Data, starter kit, and baseline reproduction
This page is a compact guide for getting started with UNOBench. It explains which repository to use for each task and links to the detailed documentation maintained in the method, challenge, and dataset repositories.
UNOBench on Hugging Face
Download RGB images, Set-of-Mark images, annotations, challenge queries, and metadata.
Open dataset READMEUNOBench Challenge example
Use the minimal runnable examples to verify query files, prediction format, and local evaluators.
Open challenge READMEUnoGrasp reproduction code
Run UnoGrasp inference and evaluation on the released synthetic small split with public checkpoints.
Open method READMEWhich repo should I use?

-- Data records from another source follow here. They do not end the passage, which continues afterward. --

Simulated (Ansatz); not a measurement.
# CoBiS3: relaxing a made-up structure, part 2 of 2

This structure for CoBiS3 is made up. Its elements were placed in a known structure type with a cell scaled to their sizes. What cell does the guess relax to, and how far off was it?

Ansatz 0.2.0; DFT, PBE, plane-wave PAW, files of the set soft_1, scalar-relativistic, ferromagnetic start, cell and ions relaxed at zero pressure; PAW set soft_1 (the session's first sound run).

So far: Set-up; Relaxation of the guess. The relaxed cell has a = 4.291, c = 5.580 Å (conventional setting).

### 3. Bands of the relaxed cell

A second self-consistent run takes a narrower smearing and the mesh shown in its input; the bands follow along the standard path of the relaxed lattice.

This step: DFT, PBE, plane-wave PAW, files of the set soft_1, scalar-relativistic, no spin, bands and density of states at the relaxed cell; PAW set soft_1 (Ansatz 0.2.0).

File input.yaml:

| Goal | Use this repo | Go to details |
|---|---|---|
| Download or inspect UNOBench files and metadata. | Hugging Face dataset repo | Dataset structure |
| Check challenge input and output format before submitting. | Challenge starter kit | Challenge quick start |
| Reproduce UnoGrasp inference and evaluation. | UnoGrasp method repo | Method quick start |
Recommended workflow
1Download the dataset
Start from the Hugging Face dataset repo. It contains the full file list, download commands, archive extraction instructions, and metadata descriptions.
hf download FBK-TeV/UNOBench \
--repo-type dataset \
--local-dir ./UNOBench/UNOBenchSyn
See full download instructions
2Choose an evaluation setting
UNOBench supports a Set-of-Mark setting and a natural-language setting. Use the challenge starter kit to understand the exact query and prediction formats.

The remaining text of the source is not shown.